While Eliza Suggs and Emma Ray both were African-American women at the turn of the 20th century their narratives are very different. Ray focuses on her urban ministry with her husband and her involvement in the Colored Women’s Christian Temperance Union. While her faith does play a very large role in her autobiography, you don’t see the strong ties to preaching and speaking at revivals that Eliza notes in her narratives. What seemed to come easily to Eliza (speaking up at revival meetings and testifying) did not come easily to Ray. Yet, the place where their narratives intertwine the most is with their temperance narratives. Both of their narratives illustrate a larger trend in the Free Methodist denomination at the time – involvement in the temperance cause. The denominational magazine, The Free Methodist, published a regular temperance column in the 1880s and several other Free Methodist women were noted as being leaders of their local Christian Women Temperance Union (CWTU) like Ray was.
The involvement of Free Methodist Women in the temperance movement illustrates, to me, that women in the denomination were very socially active. In the narratives and editorials I’ve examined by 19th century Free Methodist women who are pursuing ordination large social issues related to women’s place in society are almost always used as illustrations to support their ordination. It is therefore no surprise that these women would also be involved in larger social issues such as the temperance cause.

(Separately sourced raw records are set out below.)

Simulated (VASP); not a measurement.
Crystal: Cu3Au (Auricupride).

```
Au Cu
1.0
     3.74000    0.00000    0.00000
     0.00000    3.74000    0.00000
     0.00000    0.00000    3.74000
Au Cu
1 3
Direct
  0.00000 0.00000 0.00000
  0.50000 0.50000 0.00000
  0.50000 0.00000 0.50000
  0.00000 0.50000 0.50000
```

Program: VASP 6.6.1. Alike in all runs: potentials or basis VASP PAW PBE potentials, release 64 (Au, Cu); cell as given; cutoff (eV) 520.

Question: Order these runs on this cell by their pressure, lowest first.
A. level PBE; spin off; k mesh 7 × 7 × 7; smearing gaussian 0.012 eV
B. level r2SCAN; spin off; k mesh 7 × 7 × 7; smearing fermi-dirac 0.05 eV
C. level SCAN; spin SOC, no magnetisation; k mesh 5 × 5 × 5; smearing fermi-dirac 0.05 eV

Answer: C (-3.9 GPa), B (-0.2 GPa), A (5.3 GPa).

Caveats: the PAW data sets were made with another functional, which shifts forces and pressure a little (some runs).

While Suggs doesn’t give any personal stories about her beliefs on temperance she intertwines poetry with narrative in her autobiography. The last portion of her book is a series of original poetry she has written. One poem in particular illustrates her views on alcohol and its effects on the family.
The Drunkard’s Wife
by Eliza Suggs.
Here sits a dear old lady
In her rustic chair,
Sunbeams gently falling
On her snow-white hair.
There is a sad, sad story,
Written on her face
Sorrow and woe, long, long ago,
Have left the sad lines you trace.
Chorus:
She had a drunken husband!
After all these years,
Golden hair is silver now,
Dim those eyes with tears.
She had a drunken husband
Waiting him to reform.
He went away one bitter cold day
He now fills a drunkard’s grave.
Far, far away McDonald
Went in revelry.
“Stay, I pray you husband,
Do not go away.
That is the road to ruin,
That is the road to sin.
Says the word of God, in Heaven above,
No drunkard shall enter in.
“Just one glass, McDonald,”
Said his comrades dear.
“Just this once to please us
A social glass of beer.”
“Just this once to please you
I take my first glass now.
I’ll take no more, dear wife, I’m sure,
I make to you this vow.”
That was his first step downward;
On and on he went.
Powerful grew the habit
Downward he was bent,–
Drank ’till he raved in madness,
Then came the fatal day
With a curse and stare and clutching his hair,
His soul then passed away.
When the sad tidings reached her
She fell, they thought her dead,
Then there came a doctor,
“A broken heart,” he said.
That’s why she’s sad and lonely,
Waiting for him in vain;
He went away one bitter cold day,
And never returned again. (p. 93-94)
Eliza’s poem illustrates what Emma Ray’s narrative tells. Ray’s husband drank them in to poverty for years before converting to Christianity. After his conversion experience they both worked to eliminate alcoholism among the poor and African-American communities in the Seattle inner city and the suburban Kansas City area. Ray continually illustrates through stories the effects of drug and alcohol abuse to poor women and men. Eliza’s autobiography is much more personal in tone, but through her use of poetry to illustrate social problems of the day she also is drawing attention to the temperance movement and the passion of Free Methodist women to that cause.